Performance, durability, LCA and cost KPIs will be shared with companies to convince them to invest in upscaling after the project. Partners have many success stories in developing disruptive electrochemical materials and systems and bringing them to market. AEMELIA’s market penetration in 2031 is expected to generate 527 M€ in revenues by 2036, and 1172 kt CO2/year avoided compared to steam methane reforming.
X-SEED
eXperimental Supercritical ElEctrolyser Development
X-SEED is developing an innovative membrane-less electrolyzer that operates under supercritical water conditions (>374°C; >220 bar) to produce high-quality hydrogen at pressures over 200 bar. This technology maximizes energy efficiency, improves circularity, and extends the system’s lifespan, making green H2 production more competitive.

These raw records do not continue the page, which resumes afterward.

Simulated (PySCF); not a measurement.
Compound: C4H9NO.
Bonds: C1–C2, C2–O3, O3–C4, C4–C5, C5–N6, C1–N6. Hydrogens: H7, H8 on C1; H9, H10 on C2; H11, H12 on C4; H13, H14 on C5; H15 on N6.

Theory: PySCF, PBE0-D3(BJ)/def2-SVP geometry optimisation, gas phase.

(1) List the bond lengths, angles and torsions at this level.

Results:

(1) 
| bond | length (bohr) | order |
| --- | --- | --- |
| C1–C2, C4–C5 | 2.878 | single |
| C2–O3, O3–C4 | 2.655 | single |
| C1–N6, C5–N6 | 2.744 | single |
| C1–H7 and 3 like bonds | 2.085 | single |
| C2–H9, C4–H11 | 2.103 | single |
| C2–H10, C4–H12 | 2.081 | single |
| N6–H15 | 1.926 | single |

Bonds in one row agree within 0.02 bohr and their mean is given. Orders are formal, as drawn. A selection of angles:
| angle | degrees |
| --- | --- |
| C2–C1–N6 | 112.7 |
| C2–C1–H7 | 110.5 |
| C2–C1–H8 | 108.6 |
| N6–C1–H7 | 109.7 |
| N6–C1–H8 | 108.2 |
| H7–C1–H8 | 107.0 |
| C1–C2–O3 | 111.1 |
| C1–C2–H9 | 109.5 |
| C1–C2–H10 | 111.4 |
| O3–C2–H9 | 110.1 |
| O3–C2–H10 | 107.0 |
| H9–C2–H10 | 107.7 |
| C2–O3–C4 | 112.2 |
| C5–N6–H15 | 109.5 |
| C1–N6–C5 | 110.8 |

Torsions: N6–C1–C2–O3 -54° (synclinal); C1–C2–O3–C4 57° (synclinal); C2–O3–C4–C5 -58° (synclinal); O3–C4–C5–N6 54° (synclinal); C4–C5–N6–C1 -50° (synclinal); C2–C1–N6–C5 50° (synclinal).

Results will be validated at the laboratory scale for a single cell and a 5-cell stack. High efficiency will be ensured by novel catalysts and electrodes. Thanks to the membrane-less design and supercritical conditions the electrochemical work needed to generate H2 is reduced and the system’s lifespan is increased. This results in better voltage and energy efficiency (42 kWh/kg H2), high current density (> 3 A/cm2), and improved H2 production rate and durability (degradation rate < 1%/1000h).
SEAL-HYDROGEN
Stable and Efficient Alkaline Water Electrolyzers With Zero Critical Raw Materials for Pure Hydrogen Production
The EU has set a target of installing at least 40 GW of renewable H2 electrolysers by 2030 as part of its Hydrogen Strategy. However, achieving this goal poses significant challenges for water-electrolysis technology. The current zero-gap alkaline water electrolysis (AWE) has the potential to be cost-effective and scalable, but it requires further optimisation in activity, stability, and gas crossover to increase efficiency and system lifetime. The EU-funded SEAL-HYDROGEN project aims to create a new AWE system that combines classic benefits with advanced innovations. The project proposes using sustainable, cost-effective, two-dimensional, layered double hydroxides (LDH) instead of noble metal-based catalysts. Its objective is to accelerate the commercial uptake of water electrolysis.
EXSOTHyC
Exsolution-Based Nanoparticles for Lowest Cost of Green Hydrogen via Electrolysis
Today’s alkaline electrolysers favour current densities over efficiency: to achieve commercially relevant current densities, these systems typically operate at voltages exceeding 2 V/cell, corresponding to electrolyser power consumption of >54 kWh/kg. There are four reasons for employing high voltages: 1) electrodes’ insufficient electrochemical activity, 2) the relatively high gas permeability of commonly employed diaphragms means that improved hydrogen purity can be achieved at high current operation points, 3) the stack designs are not optimised for low-current operation due to very simple flow fields, and 4) high currents are required to achieve attractive electrolyser CAPEX costs (EUR/kW).
Yet, there is a growing consensus that the wider adoption of green H2 is not hindered by electrolyser CAPEX: the costs of green H2 are in most cases vastly dominated by OPEX, which in turn is a direct function of electrolyser efficiency. Thus, to achieve lowest possible levelised cost of H2, efficiency should be prioritised over current density.
EXSOTHyC will optimise electrolyser operation towards lower voltages and higher efficiencies. The innovation is three-fold and addressing all four above-mentioned reasons:
• Alternative pathways to the O2 and H2 evolution reactions by new anode and cathode approaches
• Novel concepts of membrane electrode assemblies with integrated components
• Novel cell design to enhance overall cell efficiency by integrating disruptive concepts
In the project, we adopt an approach combining computer simulations, rapid prototyping, and thorough experimental validation on single cell, SRU and short stack level. In a nutshell, we will combine electrodes made using powder metallurgy with ceramic nanoparticles fabricated by exsolution, leveraging on the synergy that both methods require reducing atmospheres. Also, membrane-electrode assemblies based on Zirfon will be developed. The cell/stack will be backed by computer modelling.